This series of poems was first published in 1991 by the late Inger Christensen (1935-2009), an eminent and accomplished Danish poet, novelist, playwright and essayist. I am rather in awe of translation; not a question of simple translation of words using Google, but the surely daunting task requiring intimate knowledge of two languages in addition to a sensitivity and feel for the work the translator undertakes.A translation can be crude or sophisticated – and there is no definitive answer. For example, Clive James’ 2013 translation of Dante, where the beginning of canto 3, at the gates of Hell, the declaration widely known for many years as“Abandon all hope, you who enter here”, is freshly translated as“Forget your hopes. They were what brought you here”. Scholarly, but with a flash of Clive James!

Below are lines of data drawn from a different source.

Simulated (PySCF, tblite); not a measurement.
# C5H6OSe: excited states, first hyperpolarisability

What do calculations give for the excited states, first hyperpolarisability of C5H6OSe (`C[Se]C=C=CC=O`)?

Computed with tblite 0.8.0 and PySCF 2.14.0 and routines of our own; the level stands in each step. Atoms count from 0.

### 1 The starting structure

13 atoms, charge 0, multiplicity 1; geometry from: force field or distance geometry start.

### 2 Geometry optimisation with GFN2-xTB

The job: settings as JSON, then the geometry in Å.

David Broadbridge’s work allows no such luxury of a generous interpretation, although he has the advantage of it being a good deal shorter than the Divine Comedy. It is the structure that makes it more confined. These verses are not limericks, or doggerel, but sonnets of exceptional quality requiring sensitivity in translation as well as linguistic competence. As Broadbridge himself declares in the short introduction, quoting Seamus Heaney: “… ‘It is one thing to find lexical meanings for the words and to have some feel for how the metre might go, but it is quite another thing to find the tuning-fork that will give you the note and pitch for the overall music of the work’. With this in mind, my translation is an attempt at impersonation – to make Inger Christensen sound like herself in English.”.
Each sonnet has a formal rhyming structure, slightly fluid in places, but the additional challenge for Christensen – and more so for her translator – is that the last line of each is the first line of the next, until the final sonnet which, astonishingly, comprises the first line of each of the previous 14 sonnets, in sequence. The whole is not a gimmick. It is a thoughtful, restful and inspiring series of beautifully constructed poems. Clever too. Certainly clever. The names of numerous butterflies and some moths do appear in these lines, but they are in some way peripheral, serving to introduce and to illustrate deeper issues … of summer, of beauty, of humanity.
There is an issue with the pages; printed on high grade card, they come away from the binding at the slightest excuse – actually, I didn’t mind; it made looking at one page at a time very easy. Without any knowledge of the original, or of the Danish language, there is nothing for most readers (including me) to compare it with. But as a poetic work, with an inkling of how very difficult this must have been, I looked for flaws in the content, for weakness, and felt ashamed. Inger Christensen has the credit from the original work, but I suspect David Broadbridge’s beautifully crafted translation has done her justice. Perfection is an elusive goal, but I have a curious feeling that this might come close.To a lover of poetry, and to a Lepidopterist, this is a treat.
They are rising up, the earth’s butterflies
pigments from the warm body of the ground,
cinnabar, ochre, phosphor, gold, they rise
a swarm of basic elements abound.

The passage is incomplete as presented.